The Starlight SciFaiku Review, Summer 2021 (issue #1)


Page 8 — Origin Story


The very first show that I remember having watched on television was during a Christmas visit to my father’s house in Napa, sometime in the late 1970s. I turned on the TV and was greeted by the opening montage of a Star Trek rerun (the name of this publishing house is influenced in part by Roddenberry’s grand creation). I was mesmerized, simply spellbound, as that beautiful starship, the USS Enterprise, hit warp speed and the stars blurred. At that very moment, my conception of the world and its possibilities, blurred, too.
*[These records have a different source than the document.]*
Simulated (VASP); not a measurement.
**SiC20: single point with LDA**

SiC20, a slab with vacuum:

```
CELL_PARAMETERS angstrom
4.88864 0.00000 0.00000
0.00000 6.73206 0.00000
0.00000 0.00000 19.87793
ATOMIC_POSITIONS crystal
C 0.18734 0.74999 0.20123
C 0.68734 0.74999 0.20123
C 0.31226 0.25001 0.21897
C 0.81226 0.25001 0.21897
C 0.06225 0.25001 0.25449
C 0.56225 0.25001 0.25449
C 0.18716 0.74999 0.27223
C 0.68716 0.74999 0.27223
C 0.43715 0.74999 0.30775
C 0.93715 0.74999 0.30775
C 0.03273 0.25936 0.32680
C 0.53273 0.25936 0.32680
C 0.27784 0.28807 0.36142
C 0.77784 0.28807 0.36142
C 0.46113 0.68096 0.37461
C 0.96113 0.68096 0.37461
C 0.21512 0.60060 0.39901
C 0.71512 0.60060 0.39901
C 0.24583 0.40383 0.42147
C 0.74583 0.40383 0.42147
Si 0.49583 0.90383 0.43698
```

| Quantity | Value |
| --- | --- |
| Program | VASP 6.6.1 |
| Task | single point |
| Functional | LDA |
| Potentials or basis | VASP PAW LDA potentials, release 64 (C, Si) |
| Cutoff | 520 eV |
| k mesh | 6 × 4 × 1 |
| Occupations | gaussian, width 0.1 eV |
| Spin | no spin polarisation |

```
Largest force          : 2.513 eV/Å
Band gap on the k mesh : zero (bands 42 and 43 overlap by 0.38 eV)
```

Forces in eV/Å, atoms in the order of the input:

In 1985, I received a Christmas present from my father, a book that I still possess, The Planets (Bantam, 1985), edited by Byron Preiss. It was the first science fiction book that I had ever read; a collection of stories about the planets of our solar system, prefaced by a scientific overview of each. I had been placed firmly on a science-fiction trajectory — without even realizing it.

As I learned about my family’s involvement in publishing and science fiction, I grew to love the genre even more (old friend and contributor Dan Brown found a copy of Amazing Stories in a Seattle bookstore for me, the first that I had ever read).

When I quite by accident stumbled upon the extraordinary and perfectly mind-blowing Lone Sloane graphic novels by Philippe Druillet, I could not help but feel that I was somehow being called towards a greater personal involvement in science fiction (Starship Sloane Publishing’s newly introduced science fiction imprint, Interplanetary Voyager Press, is a nod both to NASA’s Voyager program with the Voyager 1 and 2 spacecraft launched from Earth in 1977 and The 6 Voyages of Lone Sloane).